Cable Fault Tone Traccing

TONE TRACING: EQUIPMENT CONSTRUCTION, OPERATIONAL
PRINCIPLES, AND BASIC LOCALIZATION TECHNIQUES

Equipment Construction

Tone tracing equipment includes a tone generator and a signal tracer. Tone Generator A tone generator, sometimes called a transmitter, is illustrated in Figure 1. A tone generator is a suitcase-size test set that is powered by 120 volts. It has controls that adjust the magnitude of high-voltage DC output and
the frequency of its oscillator output

Signal Tracer

Figure 1 also contains an illustration of a signal tracer. The signal tracer consists of a hand-held detector and an insulated-shaft probe. The signal tracer is sensitive to those frequencies that the tone generator produces, and it filters all other audio-frequency signals.
 

Equipment Operational Principles

Tone Generator

The tone generator has a built-in sine-wave oscillator that injects an audio-frequency current into the core conductor of a faulted cable. This audio frequency current is driven by a solid-state amplifier that is typically rated at 2.5 watts of output power. The output is usually a single frequency, but some models have more than one selectable frequency. Audio frequencies are in the range of 10 Hz to 10,000 Hz depending on the specific model and manufacturer of the tone generator.

The tone generator also has a built-in high-voltage DC source that can be used to break down a high-resistance shunt fault for the purpose of providing a low-resistance path for the audio-frequency current.

Signal Tracer

The signal tracer has an inductive pickup built into its probe. The output signal of this probe and the sound it he headphones become stronger as the probe is brought closer to a cable.
Basic Localization Techniques Methods

The basic method of locating a shunt fault is to adjust the high-voltage DC output of the tone generator to a magnitude that will make the damaged insulation in the cable flash over. The audio-frequency current allows the technician to trace the path of the buried cable. The location of the fault is found by sweeping the probe over the surface of the earth above the cable and listening for the characteristic sound of flashover in the headphones.

The basic method of locating an open-circuit fault is to adjust the high-voltage DC output to a minimum and adjust the audio-frequency current to a maximum. The location of the fault is found by sweeping the probe over the surface of the earth above the cable and listening for the audio tone.

Maximum Signal - For a shunt fault, the characteristic sound of a flashover will be loudest in the detector’s headphones when the probe is oriented directly above the fault.
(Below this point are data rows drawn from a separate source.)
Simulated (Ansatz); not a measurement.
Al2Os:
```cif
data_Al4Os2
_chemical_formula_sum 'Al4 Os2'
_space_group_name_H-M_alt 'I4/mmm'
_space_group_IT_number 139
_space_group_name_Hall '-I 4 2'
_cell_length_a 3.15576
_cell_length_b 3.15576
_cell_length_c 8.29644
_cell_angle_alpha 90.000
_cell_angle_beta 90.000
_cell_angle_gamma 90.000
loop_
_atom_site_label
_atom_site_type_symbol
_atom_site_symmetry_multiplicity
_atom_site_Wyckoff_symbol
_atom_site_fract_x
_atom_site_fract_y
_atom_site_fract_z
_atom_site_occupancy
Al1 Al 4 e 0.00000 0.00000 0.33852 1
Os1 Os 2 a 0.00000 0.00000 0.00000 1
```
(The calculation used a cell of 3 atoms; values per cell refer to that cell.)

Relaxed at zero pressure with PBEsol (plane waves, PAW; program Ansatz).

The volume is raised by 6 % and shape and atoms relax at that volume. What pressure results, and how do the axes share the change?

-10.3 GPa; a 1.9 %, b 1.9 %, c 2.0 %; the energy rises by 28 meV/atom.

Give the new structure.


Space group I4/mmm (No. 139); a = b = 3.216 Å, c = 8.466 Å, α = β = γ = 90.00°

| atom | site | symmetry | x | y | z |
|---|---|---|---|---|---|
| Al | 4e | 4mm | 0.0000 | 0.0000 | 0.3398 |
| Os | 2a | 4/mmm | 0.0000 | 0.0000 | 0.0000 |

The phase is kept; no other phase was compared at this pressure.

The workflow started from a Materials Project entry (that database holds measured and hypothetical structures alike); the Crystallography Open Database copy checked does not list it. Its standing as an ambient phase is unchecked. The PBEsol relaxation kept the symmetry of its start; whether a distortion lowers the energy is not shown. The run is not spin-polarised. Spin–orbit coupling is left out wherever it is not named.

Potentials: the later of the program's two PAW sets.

For an open circuit fault, the audio tone heard in the detector’s headphones will fade and become inaudible when the technician sweeps the probe past the location of the open circuit.

Null Signal - The probe’s inductive pickup has a directional characteristic such that whenever the probe is oriented in parallel with a cable that is carrying an audio tone, its output signal strength will become near zero (null signal). When the probe is oriented perpendicular to a cable carrying an audio tone, its output signal will reach a maximum

Minimizing Interference and Crosstalk

Electromagnetic interference is produced by any cable that is energized with normal voltage. In order to minimize interference, nearby cables should be de-energized to whatever extent is possible without disrupting electrical service.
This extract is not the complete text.